I’ve always had a passion for aviation, but it was receiving flying lessons as a birthday gift from my wife that was the spark. At the time, I was working in corporate finance in the City and, by pure chance, my flying instructor introduced me to George Galanopoulos, then a commercial pilot operating out of Stapleford. George and his future wife Amanda were keen to start their own aviation business and, after some productive meetings, we took the plunge together and launched London Executive Aviation (LEA) in 1996.
I left my job in the City to concentrate on LEA and, 22 years later, we have developed the company into the UK’s largest private aviation charter operator. Initially, we started operating out of an old Nissen hut at Stapleford Aerodrome, with space for no more than five people, and flew small piston-engine PA-34s and PA-31s. Our first King Air came along in 1999, followed by a Citation II as we gradually expanded.
In the early days, we owned the aircraft in our fleet, but as we’ve grown we have sold these aircraft and our philosophy has moved into management; after all, despite our love of aviation, we are in the business to make money. George and I have an excellent relationship, both professionally and as friends – rightly so, when you consider the amount of time we’ve spent together over 20 years.
Relationships with brokers and owners
Our relationships with brokers and aircraft owners are very strong and have been a fundamental element in the success of our business. George and I have always been front-and-center, taking a hands-on approach to client relationships. I think there’s an understandable tendency as companies grow that founders take more of a backseat, but we are still extremely present because we’re naturally entrepreneurial. Every weekend, I deal with emails and phone calls covering issues in relation to an owner’s flight and these are always met with surprise – they simply don’t expect it to be me contacting them directly.
Naturally, we have always used charter brokers to ensure our fleet is in the air as much as possible – a grounded aircraft is no use to anybody. We typically receive 300-400 flight requests per day in the summer period and 200-300 per day across the winter months and, since Luxaviation operates a centralized broker desk service headquartered at Luton Airport with satellite offices in Hong Kong, Miami and Moscow, we are largely able to provide a quote at the initial enquiry.
A good broker will listen to their client and identify their exact requirements, providing a quote for a specific aircraft, as opposed to an unfiltered selection of jets with drastic cost variances.
LEA merged with the Luxaviation Group in 2014 and, since 2017, has operated as Luxaviation UK. This move has brought about major benefits in insurance, fuel and crew costs through economies of scale for our aircraft owners, and huge increases in the range of services we can provide our charter customers. Being part of the Group provides our clients with full access to a global fleet of more than 270 aircraft and 25 FBO facilities managed by ExecuJet. The Luxaviation Group uses centralized services for a number of its operations; for example, European flight planning and dispatch now operates out of Cambridge, establishing a synergy that yields substantial savings and vastly increased efficiency.

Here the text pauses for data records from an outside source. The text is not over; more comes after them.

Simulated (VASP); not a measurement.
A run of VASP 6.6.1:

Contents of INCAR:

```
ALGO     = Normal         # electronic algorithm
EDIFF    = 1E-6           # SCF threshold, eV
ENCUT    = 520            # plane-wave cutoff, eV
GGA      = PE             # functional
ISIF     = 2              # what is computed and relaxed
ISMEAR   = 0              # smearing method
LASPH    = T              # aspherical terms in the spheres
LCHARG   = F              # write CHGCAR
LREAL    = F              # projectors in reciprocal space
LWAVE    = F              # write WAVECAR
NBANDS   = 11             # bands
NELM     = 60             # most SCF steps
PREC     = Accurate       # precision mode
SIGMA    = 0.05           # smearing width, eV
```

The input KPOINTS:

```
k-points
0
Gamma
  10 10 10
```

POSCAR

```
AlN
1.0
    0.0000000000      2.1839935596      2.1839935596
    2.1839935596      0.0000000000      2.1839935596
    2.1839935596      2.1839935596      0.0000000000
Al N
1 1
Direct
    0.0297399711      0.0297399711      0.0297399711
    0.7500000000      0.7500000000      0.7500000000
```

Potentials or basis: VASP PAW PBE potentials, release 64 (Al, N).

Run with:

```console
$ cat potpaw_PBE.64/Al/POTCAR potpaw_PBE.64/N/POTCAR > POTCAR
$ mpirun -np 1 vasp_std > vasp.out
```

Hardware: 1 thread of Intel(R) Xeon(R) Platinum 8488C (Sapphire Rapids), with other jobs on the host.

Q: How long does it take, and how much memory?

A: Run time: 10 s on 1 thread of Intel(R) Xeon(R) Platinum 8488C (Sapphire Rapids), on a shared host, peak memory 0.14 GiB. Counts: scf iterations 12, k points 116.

The past year has been very positive for the industry. Market activity has reached pre-recession levels and we can expect to see consistent growth for the first time this decade. At Luxaviation UK, we have handled more proposals for managing and chartering larger jets over the past 18 months, reflecting how consumer confidence and spending has elevated. Larger aircraft, like the Embraer Legacy 600/650, are typically used for music tours, sporting events and family holidays – this kind of activity represents a significant part of our business.
Given the positive outlook, we are very much looking forward to EBACE in May, where all the great minds in business aviation come together, to discover how we are planning on maintaining this positivity. These are exciting times, indeed.